Margaret Sixel is a South African-born, Australian film editor. She is best known for her work as editor on feature film projects such as Babe: Pig in the City (1998), Happy Feet (2006), and Mad Max: Fury Road (2015), for which she won an Oscar for editing. Her body of film work extends across numerous genres, such as documentary features, live-action short films, animated comedies, and action epics.
Margaret Sixel was born in South Africa, and studied film editing at the Australian Film, Television and Radio School. In 1989, she earned a Specialist Extension Certificate in Film Editing.
In 1984, Sixel began work as an assistant editor and dubber on the Australian television mini-series, The Last Bastion (1984), where she met one of the directors of the picture, and future collaborator, George Miller. In the following five years, Sixel worked as an assistant and assembly editor on various projects such as The Great Gold Swindle (1984), Emoh Ruo (1985), The Blue Lightning (1986), A Case of Honour (1989), and Romero (1989), as well as dialogue editor for John Duigan’s Flirting (1991).

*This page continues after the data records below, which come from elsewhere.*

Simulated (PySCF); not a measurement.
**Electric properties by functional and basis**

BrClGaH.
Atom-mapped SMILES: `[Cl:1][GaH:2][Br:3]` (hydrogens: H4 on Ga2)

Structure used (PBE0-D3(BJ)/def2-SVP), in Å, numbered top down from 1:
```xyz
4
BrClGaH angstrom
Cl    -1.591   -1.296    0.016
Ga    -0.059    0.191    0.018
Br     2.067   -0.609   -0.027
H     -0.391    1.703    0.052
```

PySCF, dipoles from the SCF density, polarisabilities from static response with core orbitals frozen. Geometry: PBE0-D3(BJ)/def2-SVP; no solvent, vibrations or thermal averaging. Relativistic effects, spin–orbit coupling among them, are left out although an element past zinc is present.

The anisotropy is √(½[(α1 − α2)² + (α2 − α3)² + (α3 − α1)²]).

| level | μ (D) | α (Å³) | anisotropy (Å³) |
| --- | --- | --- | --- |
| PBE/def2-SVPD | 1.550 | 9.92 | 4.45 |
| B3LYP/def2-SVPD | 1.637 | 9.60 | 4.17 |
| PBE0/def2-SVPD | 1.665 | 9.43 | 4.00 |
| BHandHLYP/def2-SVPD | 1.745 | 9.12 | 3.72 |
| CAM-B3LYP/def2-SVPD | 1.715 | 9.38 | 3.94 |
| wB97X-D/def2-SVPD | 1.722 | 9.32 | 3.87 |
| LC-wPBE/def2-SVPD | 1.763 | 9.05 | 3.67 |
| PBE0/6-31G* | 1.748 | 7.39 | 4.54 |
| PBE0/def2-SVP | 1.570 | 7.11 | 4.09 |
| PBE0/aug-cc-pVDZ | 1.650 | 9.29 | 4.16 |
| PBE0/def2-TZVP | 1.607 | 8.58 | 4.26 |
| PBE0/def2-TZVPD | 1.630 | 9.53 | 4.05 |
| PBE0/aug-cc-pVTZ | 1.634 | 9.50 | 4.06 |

In 1994, Sixel was appointed film editor for Kay Pavlou’s dramatized Australian documentary, Mary (1994), about Australian saint Mary MacKillop. Three years later, Sixel edited the television documentary 40,000 Years of Dreaming (1997) for director George Miller. During the early 2000s, Sixel edited two short films under the direction of English-born Australian filmmaker Rachel Ward, The Blindman’s Bluff (2000) and The Big House (2001). Sixel’s remaining three feature film projects have since all been collaborations between herself and director George Miller, beginning in 1998 with Babe: Pig in the City (co-edited alongside Jay Friedkin), and followed by Happy Feet (co-edited alongside Christian Gazal) in 2006, and Mad Max: Fury Road in 2015.